Tag Archives: art

Imagined Realities for the Digital City

Babacar Traoré DOLI, “La Renaissance Trotoire” (The Sidewalk Renaissance)

By Robin Riskin

Babacar Traoré Doli’s whimsical creations are born out of photographs onto which he digitally paints stories from his imagination. The works bear witness to urban street life and transform the ordinary into super-realities, blending pointillism, realism, and the abstract. Imagine the thick graphic figures of Romare Bearden played against the whorls of Klimt with the graphic edge of a New York City subway map, all set over serious journalistic photography.

Doli’s unique form of photo-painting is rooted in personal experiences from his hometown of Dakar, yet relevant to a universal sense of urbanity. The works open up possibilities for expression and map out new forms of documentation for the digital age.

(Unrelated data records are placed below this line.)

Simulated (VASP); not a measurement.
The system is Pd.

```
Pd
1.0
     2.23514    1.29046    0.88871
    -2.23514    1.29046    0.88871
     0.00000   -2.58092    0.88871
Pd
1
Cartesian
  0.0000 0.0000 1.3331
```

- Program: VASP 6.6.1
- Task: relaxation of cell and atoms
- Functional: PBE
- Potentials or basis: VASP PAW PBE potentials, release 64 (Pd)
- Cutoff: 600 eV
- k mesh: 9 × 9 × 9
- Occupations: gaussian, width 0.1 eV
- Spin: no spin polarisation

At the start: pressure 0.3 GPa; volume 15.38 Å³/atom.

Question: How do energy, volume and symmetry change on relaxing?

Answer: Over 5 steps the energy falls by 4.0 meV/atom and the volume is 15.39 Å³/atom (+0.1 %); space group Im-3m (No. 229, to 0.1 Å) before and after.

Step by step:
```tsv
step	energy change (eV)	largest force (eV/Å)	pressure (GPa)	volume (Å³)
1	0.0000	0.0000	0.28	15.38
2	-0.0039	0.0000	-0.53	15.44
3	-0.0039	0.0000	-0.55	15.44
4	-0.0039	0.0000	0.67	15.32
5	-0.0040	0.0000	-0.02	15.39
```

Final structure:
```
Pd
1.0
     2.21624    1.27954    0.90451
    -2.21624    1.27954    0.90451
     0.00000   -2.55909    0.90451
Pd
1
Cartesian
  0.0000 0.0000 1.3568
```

Doli, who comes from a family full of artists and creative thinkers, counts among his uncles the sculptors Moussa Traoré, Ali Traoré, and his homonym Babacar Traoré. Doli’s late father Mamadou Traoré was Cultural Advisor to the last President of Senegal Abdoulaye Wade and worked with the former President Leopold Senghor. Traoré housed a kind of bohemian artist residency-cum-mosque in the late last century. Doli, a Dak’Art Biennale veteran, finds himself among a group of fresh and innovative young artists on the verge of bursting onto an international art scene.

Babacar Traoré DOLI, “La Récreation” and “Les Journaliers”

“La Récreation” and “Les Journaliers”

Two works capture contrasting moments of innocence and desperation, one of schoolchildren on break; the other, “les talibes,” street children who have to beg in order to pay the Marabou school fees. The difference of social positions and arbitrary nature of destiny are highlighted by the remarkable similarity of images. Digital strokes painted onto the photographs evoke a futuristic sense of time and suggest the aesthetics of Islamic traditions.

Babacar Traoré DOLI, “Ne Me Quitte Pas”

“Ne Me Quitte Pas”

An homage to the disappearing culture of old Medina, a fast gentrifying quartier of Dakar. While buildings are being torn down and residents asked to move out of their homes, “Anarchie Sponsorisée” immortalizes the neighborhood’s history and captures its warmth with strands of colored light beads.

Babacar Traoré DOLI
“L’Arrivée” (The Arrival), “L’Attente” (The Wait), “L’Intermediare” (The Intermediary), “Le Départ” (The Departure)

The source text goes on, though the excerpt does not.